Seagate / openSeaChest

Cross platform utilities useful for performing various operations on SATA, SAS, NVMe, and USB storage devices.
Other
471 stars 61 forks source link

Firmware update results in "Unaligned Writes"... #152

Open reb00tz opened 3 weeks ago

reb00tz commented 3 weeks ago

Attempting to update firmware on Seagate Exos X18 16TB (ST16000NM000J-2TW103) fails.

Using firmware file results in "unaligned writes" error.

Tried different variations of commands used. Used both RAID and Non-RAID versions.

Attached are the -v3 logs and output, including system and drive information *_system_drive_info.txt along with the two RAID/Non-RAID scripts used to generate them.

More platform information as follows:

run_fwupgrade_Non-RAID.tar.gz run_fwupgrade_RAID.tar.gz

firmware_unaligned_write.tar.gz

vonericsen commented 3 weeks ago

@reb00tz,

Thank you for reporting this. One of the issues I have seen occasionally in Linux is that rather than pass back the real drive status about what went wrong, it occasionally mistranslates to "Unaligned write command" which does not really have a meaning in relationship to a firmware update. It should be returning "ATA Passthrough Information Available" status instead which would tell me what went wrong in more detail. I have attempted to look into the kernel code and find this bug, but I have not yet located where this happens.

Most likely the drive is rejecting the command with an error of some kind, but the code translating to sense data sees a bit that is referred to as "alignment error" set, however that bit only has meaning on SATA drives for write commands (Write DMA, Write DMA ext, Write FPDMA, etc) and not others like the Download Microcode command that is being issued.

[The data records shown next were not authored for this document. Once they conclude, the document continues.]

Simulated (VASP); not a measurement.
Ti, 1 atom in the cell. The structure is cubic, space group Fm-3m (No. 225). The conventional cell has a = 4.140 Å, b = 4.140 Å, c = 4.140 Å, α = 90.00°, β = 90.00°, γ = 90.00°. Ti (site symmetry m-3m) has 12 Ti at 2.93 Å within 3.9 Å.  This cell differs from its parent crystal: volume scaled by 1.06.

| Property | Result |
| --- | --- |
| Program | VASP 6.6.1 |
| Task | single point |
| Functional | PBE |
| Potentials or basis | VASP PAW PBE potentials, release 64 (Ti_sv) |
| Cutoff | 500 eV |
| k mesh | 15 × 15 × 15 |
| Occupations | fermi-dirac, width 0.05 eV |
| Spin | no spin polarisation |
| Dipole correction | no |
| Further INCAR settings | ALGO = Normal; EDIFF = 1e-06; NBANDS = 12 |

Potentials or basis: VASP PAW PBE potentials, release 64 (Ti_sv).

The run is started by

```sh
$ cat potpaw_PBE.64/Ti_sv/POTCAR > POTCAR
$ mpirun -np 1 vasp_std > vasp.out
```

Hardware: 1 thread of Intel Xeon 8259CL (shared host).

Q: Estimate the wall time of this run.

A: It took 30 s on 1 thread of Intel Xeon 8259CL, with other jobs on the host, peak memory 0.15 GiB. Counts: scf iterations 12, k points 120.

One thing you can try is using the --downloadMode full option and that may give more information back about what is wrong since it will attempt to send the update in one large transfer to the drive. This mode is not usually preferred due to how large modern firmwares can get which may be bigger than the OS allows (Windows only allows up to 64K transfers per command, but Linux does not have this restriction typically).

reb00tz commented 3 weeks ago

Hi!

Noted on that point. Related to the issue I raised using the CFS file, this issue may be a red herring (although it would have been better to have a correct error message).

Nevertheless, I have attached the logs using (i) the SeaChest utility that came packaged with the firmware files, and (ii) extended the test runs to include --downloadMode full, with and without the various --forceATA options.

packaged_firmwarefile.zip

vonericsen commented 3 weeks ago

Thank you for that additional set of logs.

What is interesting is that in these new logs, the status is coming back up as

Sense Key: 5h = Illegal Request ASC & ASCQ: 26h - 99h = Vendor specific ascq code FRU: 0h = No Additional Information

I saw this when I checked the full download attempt, then went back into the other files and I noticed this showed up in the file packaged_firmwarefile_fail.txt as well before the final status where the unaligned write status is also showing up.

While we cannot know the exact meaning of this status, I can guess it's trying to say something like "The drive failed this download so there was something wrong in the data sent to the drive that it did not like" since 5/26/00 means "Invalid field in parameter list" and sometimes controllers/drivers try to set their own unique codes....however I have not been able to find anything in the kernel's AHCI driver that sets this unique code.

What is also interesting is that in this file, it used the default deferred download and this status happened when transferring the final data segment of the file to the drive and then when it attempted to send an activate firmware command that is where the "unaligned write" showed up.

What this tells me is that the drive likely received all the firmware code, did its validation of the data it received, then reported some error back because something did not look right/compatible to the current firmware on the drive.

I found one place where an ASC of 26h is set, but the ASCQ is set to zero. I have not figured out where this is setting ASCQ to 99h.

Reviewing some of the libATA code, I suspect the "unaligned write" is coming from here I'll see if I can figure out if this if condition makes sense here or is reused or not. Based on my knowledge of SAT (SCSI to ATA translation) and the comments, this does not look like the correct thing to do for an ATA passthrough command, but maybe this code is reused elsewhere...I'll see if I can figure that out.

The TLDR: it seems like the drive received the entire firmware, didn't like something about it, and rejected it with an abort status. I think I may have gotten a little deeper to figure out the cause of unaligned write command, but need to figure out how that code gets used before submitting a patch to make sure it is correct.